CN116828130A

CN116828130A - Method for realizing high throughput rate median filter based on FPGA

Info

Publication number: CN116828130A
Application number: CN202310865178.1A
Authority: CN
Inventors: 王岩; 曲春辉; 杜江; 尹航; 艾占杨; 岳海涛
Original assignee: Aerospace Information Research Institute of CAS
Current assignee: Aerospace Information Research Institute of CAS
Priority date: 2023-07-14
Filing date: 2023-07-14
Publication date: 2023-09-29

Abstract

The invention provides a method for realizing a high throughput rate median filter based on an FPGA (field programmable gate array), which is a design method of a 32-channel parallel median filter, wherein a selected two-dimensional template is a 5*5 rectangular window, 32 8bits (256 bits total) pixel values are input into each clock, 32-channel parallel median filtering is carried out, and 32 filtered 8bits pixel values are output from each clock after processing. The processing process of the invention is mainly divided into two modules, namely a RAM cache module and a parallel median filtering network module. The invention improves throughput rate through 32 paths of parallel computation, and simultaneously multiplexes a part of intermediate results according to the similarity of the median process of adjacent pixels to optimize processing resources.

Description

Method for realizing high throughput rate median filter based on FPGA

Technical Field

The invention belongs to the field of digital image processing, and particularly relates to a method for realizing a high throughput median filter based on an FPGA (FieldProgrammableGate Array ).

Background

The median filter is a nonlinear filter based on ranking statistical theory and is used more to remove impulse noise from images. It is a more reliable method than traditional linear filtering because it retains sharp edges, although its computational cost is much higher.

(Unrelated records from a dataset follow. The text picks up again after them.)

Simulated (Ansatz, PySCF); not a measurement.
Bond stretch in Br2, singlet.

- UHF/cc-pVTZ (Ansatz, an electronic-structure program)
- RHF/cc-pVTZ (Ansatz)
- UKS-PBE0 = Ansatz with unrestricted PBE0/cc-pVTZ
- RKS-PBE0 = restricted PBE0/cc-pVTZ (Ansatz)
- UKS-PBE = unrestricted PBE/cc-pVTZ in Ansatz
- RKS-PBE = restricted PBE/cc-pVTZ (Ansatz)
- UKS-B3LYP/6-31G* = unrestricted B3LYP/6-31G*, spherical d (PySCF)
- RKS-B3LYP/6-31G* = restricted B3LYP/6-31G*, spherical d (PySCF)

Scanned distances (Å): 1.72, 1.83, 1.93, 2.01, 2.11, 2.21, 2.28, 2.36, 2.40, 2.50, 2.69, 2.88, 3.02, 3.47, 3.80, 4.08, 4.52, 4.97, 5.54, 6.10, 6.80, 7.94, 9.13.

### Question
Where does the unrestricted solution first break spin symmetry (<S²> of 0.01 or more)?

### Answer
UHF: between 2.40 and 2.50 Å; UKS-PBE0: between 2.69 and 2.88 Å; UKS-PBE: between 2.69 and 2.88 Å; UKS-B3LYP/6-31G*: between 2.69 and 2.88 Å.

The basic principle of median filtering is to replace the value of a point in a digital image with the median of the values of points in a neighborhood of the point, thereby eliminating isolated noise points. The method is to sort pixels in a two-dimensional sliding template with a certain structure according to the size of pixel values, generate a monotonically ascending (or descending) two-dimensional data sequence, and find out the median value of the sorted pixel values as an output value. And then sliding the two-dimensional template from left to right and from top to bottom, and performing median filtering processing once for each sliding unit. The two-dimensional templates are usually 3 x 3,5 x 5 regions, and can be in different shapes, such as linear, circular, cross-shaped, circular ring-shaped, etc.

The flow of the 5*5 median filter, which is proposed in the prior art and can be executed in a pipelined manner, is shown in fig. 1, and is mainly divided into four steps, wherein each solid point in the figure represents a pixel, a line segment with an arrow indicates that pixels on the line segment are ordered, the minimum value after the ordering is positioned at the top of the arrow, the maximum value is positioned at the tail end of the arrow, the solid point with a circle indicates a pixel value which needs to be calculated in partial ordering, and the solid point without a circle indicates a pixel value which does not need to be calculated in partial ordering. Fig. 1, panel a, shows the original 5*5 pixel values, fig. 1, panel b shows the sorting of each column first, fig. 1, panel c shows the partial sorting of each row, fig. 1, panel d shows the partial sorting of the diagonal with slope k=1, and fig. 1, panel e shows the partial sorting of the diagonal with slope k=1/2. The result of the processing is the filtered value of the middle pixel in the graph a of fig. 1.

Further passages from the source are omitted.